Honors Program highlights student exchange with Germany
University of Nevada, Reno welcomes Christopher Zintl as part of a Congress-Bundestag Youth Exchange for Young Professionals
The Honors Program at the University of Nevada, Reno is hosting its first-ever exchange student from Germany as part of the University's continued effort to internationalize the student body population. The exchange program, Congress-Bundestag Youth Exchange for Young Professionals (CBYX), is a fellowship funded by the German Bundestag (parliament) and U.S. Congress that annually provides 75 American and 75 German young professionals the opportunity to spend time in each other's countries; studying, interning and living with host families on a cultural immersion program.
This year, 22-year-old Christopher Zintl from Lorsch, Germany was one of 75 German students selected for this fellowship. Zintl specializes in mortgage and real estate financing. In Germany, he completed an apprenticeship for two-and-a-half years and then worked in a bank after his apprenticeship was complete. He was responsible for six branches and 3,400 customers working with them on credit, investment and insurance.

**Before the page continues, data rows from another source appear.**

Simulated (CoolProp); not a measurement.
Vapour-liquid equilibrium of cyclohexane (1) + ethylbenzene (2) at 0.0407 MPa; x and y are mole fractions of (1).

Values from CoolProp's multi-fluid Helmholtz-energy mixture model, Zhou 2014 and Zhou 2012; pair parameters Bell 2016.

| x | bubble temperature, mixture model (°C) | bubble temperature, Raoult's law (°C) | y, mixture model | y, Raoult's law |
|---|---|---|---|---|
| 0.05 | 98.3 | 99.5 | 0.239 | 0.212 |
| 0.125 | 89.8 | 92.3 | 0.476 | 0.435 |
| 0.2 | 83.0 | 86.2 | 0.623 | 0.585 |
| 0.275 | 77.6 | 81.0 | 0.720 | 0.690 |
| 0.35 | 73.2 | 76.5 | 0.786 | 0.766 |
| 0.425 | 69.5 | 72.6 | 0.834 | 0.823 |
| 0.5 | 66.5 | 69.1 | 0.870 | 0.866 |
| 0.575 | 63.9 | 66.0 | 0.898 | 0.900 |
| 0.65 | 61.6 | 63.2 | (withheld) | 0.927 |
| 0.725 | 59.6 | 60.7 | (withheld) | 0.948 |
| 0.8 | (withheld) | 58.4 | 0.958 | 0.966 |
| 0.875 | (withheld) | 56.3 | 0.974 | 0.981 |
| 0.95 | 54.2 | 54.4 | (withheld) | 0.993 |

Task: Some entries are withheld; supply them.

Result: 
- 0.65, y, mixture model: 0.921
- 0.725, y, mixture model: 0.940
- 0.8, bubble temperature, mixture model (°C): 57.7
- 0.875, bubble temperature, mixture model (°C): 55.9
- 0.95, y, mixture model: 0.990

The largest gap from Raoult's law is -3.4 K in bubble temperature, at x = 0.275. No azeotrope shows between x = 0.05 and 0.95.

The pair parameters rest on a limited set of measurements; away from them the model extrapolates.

The process to be selected as a CBYX student is highly competitive. On average, 800 German students apply for the 75 positions. Once Zintl found out he was going to attend the University of Nevada, Reno, he said he did what most people would do. He googled it. Zintl has been on campus as a part-time student taking marketing and English classes since the semester started in late August. He is pleasantly surprised with Reno and has greatly enjoyed the community so far.
"This has been quite an incredible experience for me," Zintl said. "People here are remarkable and very willing to help. Daniel and the Honors Program office are very involved with making sure I am participating in the University and really helped transition me into life here. I also very much enjoy living with my host family. They are incredible."
German participants of the CBYX program study at colleges throughout the United States for one semester each fall. CBYX participants are between 18-24 years old, and have been personally selected by a German Member of Parliament. All participants speak English, have already completed a professional apprenticeship in their career field in Germany, and are felt to be able to serve as a terrific ambassador for promoting opportunities to study and work abroad for American students.
Daniel Villanueva, assistant director of the Honors Program and professor of German at the University, facilitated exchange for twelve years at his previous university and was pleased to find the Honors Program very willing to support it when he was hired here. His motivation for participating in the program is to bring more people with different cultural backgrounds to campus.
"The CBYX program is a wonderful opportunity for us to expose German students to a quality, Tier 1 University," Villanueva said. "Students get a complete educational experience that entails more than just classes. Between their studies, internship and volunteer hours, these exchange students really get a sense for American college life."
In addition to his studies at the University, Zintl has landed an internship at Reno-based Robison Engineering Company.
"As I was trying to find an internship, one of my friends at the University invited me to attend a networking session with a variety of local companies," Zintl said. "At my table was Nathan Robison, and after talking to him and explaining my need for an internship, he hired me. On my first day, I thought I was going in for a job interview and after a few brief introductions, they put me to work. The working atmosphere has been great and my boss surprises me every time when he gives me instructions in German."
Before arriving to Reno, Zintl spent three days in New York City, N.Y., and stayed with a host family in Los Angeles, Calif. for four days. Also as part of the program, Zintl has received an appointment to work in Congress at the end of the semester. He was one of five, of the 75 German CBYX students, chosen to participate in this rare opportunity.
"Chris is proving to be an excellent ambassador for Germany with our Honors students and in the community," Villanueva said. "He is a wonderful first CBYX participant at the University and we look forward to many future years of this successful partnership with the U.S. Congress and German Parliament."